Today was a heck of a day at the MLA. I actually experienced the conference, and the way it was meant to be experienced, I think.

In part, I mean having had a full night’s sleep, which was blissful and amazing, and which I hope to repeat immediately after this post. In part, though, I mean that I attended two great panels, ran into some old friends, met and talked with some new folks, and generally enjoyed the entire thing.

I started early today, at the 8.30 am panel “Everquesting: Digital Learning and the Humanities,” and while I was waiting for it to begin, I immediately ran into Scott and Matt. The papers, by an all-star cast of Anne Balsamo, Cathy Davidson, Anna Everett, and Douglas Thomas, were all quite interesting, though the timing was quite off somehow, and by the time Thomas got up to give his paper, six minutes were left in the session. The result was that Thomas barely even got to launch into his presentation before the entire thing was stopped, and there was no discussion at all. Which was a shame, as several ideas came up that I’d have liked to hear more about.

Anne Balsamo’s paper was a very sci-fi oriented projection of a future higher education scenario deriving from contemporary virtual presence and gaming technologies; part of her point was to unpack the ways that the students of the future will far outpace contemporary faculty (in their fluid uses of network technologies for gathering knowledge), but also the ways in which they still need educating (in critical thinking and creative synthesis; in being convinced that knowledge is not simply out there to be “found,” and is inseparable from the act of thinking). One of the most compelling bits of her talk, for me, was the last item in her closing manifesto for the future education of what she, after Pat Cadigan, called “original synners”: that academics must cease their quest to educate students-as-replicants and instead start thinking about education students-as-mutants. Higher education has for the last two hundred years largely–though by no means exclusively–been focused on self-replication, on a constancy of values in knowledge production, and it simply must think more fluidly about the new technologies through which knowledge is actually produced today, and how future generations are going to need to morph to meet the demands of those technologies.

Cathy Davidson, furthering this point, mentioned her frustrations with the rhetoric of crisis that has seemed to engulf the humanities, as the traditional disciplines have been faced with contemporary technological change, saying that, given the issues that are at stake in our encounters with new technologies, “if we cannot find ways to take on leadership in the digital realm, then we in the humanities deserve our crisis.” Indeed.

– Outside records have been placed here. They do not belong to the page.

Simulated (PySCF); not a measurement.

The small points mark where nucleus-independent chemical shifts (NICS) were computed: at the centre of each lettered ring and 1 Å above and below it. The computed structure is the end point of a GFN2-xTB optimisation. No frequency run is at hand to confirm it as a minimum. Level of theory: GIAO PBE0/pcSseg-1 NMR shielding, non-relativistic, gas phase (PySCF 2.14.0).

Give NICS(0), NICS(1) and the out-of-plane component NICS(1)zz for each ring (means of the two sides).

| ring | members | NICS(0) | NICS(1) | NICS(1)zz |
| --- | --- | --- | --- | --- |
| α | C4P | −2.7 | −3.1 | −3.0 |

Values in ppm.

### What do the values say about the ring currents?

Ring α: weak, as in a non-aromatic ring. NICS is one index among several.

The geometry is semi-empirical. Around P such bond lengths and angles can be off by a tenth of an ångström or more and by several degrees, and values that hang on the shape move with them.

At noon, I attended Matt and Kari‘s panel on Material Textualities, which was fascinating, not least for the ways that (as Matt pointed out at the beginning of his talk) the MLA’s reliance on alphbetical organization of panelists resulted in a reverse progression of papers from the digital (Matt) through the image (Kari), and back to early print (Peter Stallybrass), which created some great backward-resonances of a sort that isn’t usual in these settings.

Inbetween these panels, I cruised the book exhibit, which I’ve inevitably found to be the place for the chance encounter with the person I didn’t expect to see. And indeed, I ran into two old pals in quick succession, neither of whom had I planned on seeing, but each of whom was great to catch up with. After the panels, I had a short breather, and then spent some time with a former colleague, before heading off to the blogger meetup.

About which more at a later point. For now, there’s crashing–another full day ahead tomorrow.